Walking down Hicks Street on Saturday afternoon, Roan and I crossed paths with a very extremely drunken lady. She was all wobbly, and was being led by a guy with a firm grip on her upper arm. It didn’t look suspicious, though. More of a tight “I’m here for you to defy the gravity that is playing tricks on your intoxicated feet” hold. She had the typical drunken stupid smile on her mug. She was probably pretty cute when not ruddy-faced and sloppy-haired, and she was wearing a supercute summer outfit, minus one shoe.

So. We crossed paths with a drunken lady being assisted by a dude. Roan stopped in his tracks, and just stared. He turned around as they kept walking, and studied the man, the woman, and the circumstance. Then he turned to me and did the universal “What in the Sam Hell was that?” face. So I offered this gem:

“That was one drunken lady”.

That gem was not enough, and my eldest man-child did the universal “Keep Talking” face.

“I guess she just drank too much today. And now she’s drunk. And she’s also lost a shoe”

Roan countered, “I bet you’ve been drunk before.”

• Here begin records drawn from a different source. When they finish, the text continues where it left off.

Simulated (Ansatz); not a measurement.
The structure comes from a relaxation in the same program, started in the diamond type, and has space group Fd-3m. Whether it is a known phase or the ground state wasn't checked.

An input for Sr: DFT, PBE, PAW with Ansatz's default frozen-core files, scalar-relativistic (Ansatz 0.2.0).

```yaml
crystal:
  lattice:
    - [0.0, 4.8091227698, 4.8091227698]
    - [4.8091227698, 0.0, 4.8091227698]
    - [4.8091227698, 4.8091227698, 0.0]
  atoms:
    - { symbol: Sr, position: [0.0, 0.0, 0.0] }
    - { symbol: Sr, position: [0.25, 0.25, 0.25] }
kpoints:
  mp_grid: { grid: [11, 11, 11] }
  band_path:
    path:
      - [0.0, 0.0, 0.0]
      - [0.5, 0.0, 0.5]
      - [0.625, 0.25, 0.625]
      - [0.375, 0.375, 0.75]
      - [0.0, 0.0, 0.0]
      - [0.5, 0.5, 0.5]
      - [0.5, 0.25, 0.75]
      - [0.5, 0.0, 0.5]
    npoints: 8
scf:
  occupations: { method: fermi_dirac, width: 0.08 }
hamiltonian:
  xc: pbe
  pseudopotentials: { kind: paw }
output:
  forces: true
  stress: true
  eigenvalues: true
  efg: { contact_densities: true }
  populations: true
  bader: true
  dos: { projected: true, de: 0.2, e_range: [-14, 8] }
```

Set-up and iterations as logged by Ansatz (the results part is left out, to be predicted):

So, we’re going to have that talk?


I told Roan that yes, actually I have been drunk before.

But then I was magically able to blame it on my Mormon parents, and that they never drank alcohol – ever – thus depriving me of any responsible drinking role models. Sadly I was left to learn it all on my own. Over and over and over again. And again. Etc.

As I wound this Big Share down, I felt it was important to edit and filter my life story just enough to give myself a heroic and moral quality: so I added that I do now know my own limits, and will likely never walk down a Brooklyn street with one shoe missing and a tight grip keeping me upright. I tried to impress on Roan that it’s not a fun nor a funny thing to get that wasted. But it happens. And hopefully you have a friend nearby to get you home. And find your shoe.

Then the words that came from Roan’s mouth melted my moderate-and-responsible-drinker’s heart:

“I hope if I’m ever drunk enough to lose a shoe, you’ll be there to help me.”

I may just get that tattooed on my bicep.

6 thoughts on “One-Shoe-Drunk

  1. I “aw’d” out loud. Precious story. BTW, even when a person doesn’t have Mormon parents who’ve never *ever* had alcohol, a person still might learn “moderate-and-responsible” drinking on his or her own…over and over and over again. : )

  2. The Colorado Mama may be right, but I’m guessing that most kids not ALL kids but most kids are going to kick one back at least once or twice in their lives. Sweet that he wants you to be his shoe finder. Just hope that he still feels that way when he’s fifteen/sixteen/seventeen. If so, you’ll have master parenting status. Love the story.

  3. When my daughter turned 21, she asked if I was coming up to visit that night. I told her I’d go to dinner with her, but she could go out with her mom and her friends afterward. She said, “No, you have to come with us. I need you to be responsible for me.” I took it as the highest compliment…and we had a great (responsible) time.

  4. This is a hard one isn’t it? I am currently leaning towards the idea that maybe a kid’s first beer/wine/drink whatever needs to happen at home so the parent can be there to kind of guide the whole thing. I am also of the opinion that people who don’t believe that drinking of any kind is a good idea or that drinking of any kind before the kid is of legal age, even in the home, have a perfect right to raise their kids under those guidelines.

  5. How you learn to drink depend where you learn it. For example, when there was a holiday my father allowed me to drink some wine or beer. He told me that it better to drink where he can see rather then gatting wasted with some acquaitances.